Unsupervised Learning
11 / 13
Principal Component Analysis (PCA)
A dimensionality reduction technique that finds the directions of maximum variance in your data.
The Goal
PCA transforms correlated features into a smaller set of uncorrelated components that capture as much of the original variance as possible. Useful for visualization, noise reduction, and speeding up downstream models.
How It Works
- Standardize the data (zero mean, unit variance)
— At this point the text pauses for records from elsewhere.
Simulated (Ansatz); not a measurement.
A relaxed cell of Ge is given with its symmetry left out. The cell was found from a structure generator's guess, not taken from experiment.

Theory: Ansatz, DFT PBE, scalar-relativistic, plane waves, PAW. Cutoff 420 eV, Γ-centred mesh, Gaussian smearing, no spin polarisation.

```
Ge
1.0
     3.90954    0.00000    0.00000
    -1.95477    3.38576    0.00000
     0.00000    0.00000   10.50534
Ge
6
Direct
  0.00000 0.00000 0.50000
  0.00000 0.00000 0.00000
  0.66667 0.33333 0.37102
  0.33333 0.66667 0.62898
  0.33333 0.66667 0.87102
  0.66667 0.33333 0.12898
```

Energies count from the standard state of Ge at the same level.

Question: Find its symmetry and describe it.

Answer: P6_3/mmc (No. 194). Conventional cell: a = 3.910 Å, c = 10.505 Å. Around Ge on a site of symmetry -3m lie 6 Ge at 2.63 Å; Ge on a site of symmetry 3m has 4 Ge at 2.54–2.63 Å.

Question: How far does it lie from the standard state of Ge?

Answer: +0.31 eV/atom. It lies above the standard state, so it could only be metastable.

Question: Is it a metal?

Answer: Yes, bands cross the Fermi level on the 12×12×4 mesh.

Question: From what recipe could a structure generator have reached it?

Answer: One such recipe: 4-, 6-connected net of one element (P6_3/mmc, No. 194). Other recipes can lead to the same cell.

- Compute the covariance matrix
- Find eigenvectors and eigenvalues — the principal components
- Project data onto the top K components
Python Implementation
from sklearn.decomposition import PCA
from sklearn.preprocessing import StandardScaler
from sklearn.datasets import load_iris
X, _ = load_iris(return_X_y=True)
X_scaled = StandardScaler().fit_transform(X)
pca = PCA(n_components=2)
X_2d = pca.fit_transform(X_scaled)
print("Explained variance:", pca.explained_variance_ratio_)
print("Total:", sum(pca.explained_variance_ratio_))Choosing the Number of Components
Plot cumulative explained variance and pick K such that you preserve, say, 95% of variance.
Important caveat
PCA components are linear combinations of original features and lose direct interpretability. For non-linear structure, consider t-SNE or UMAP.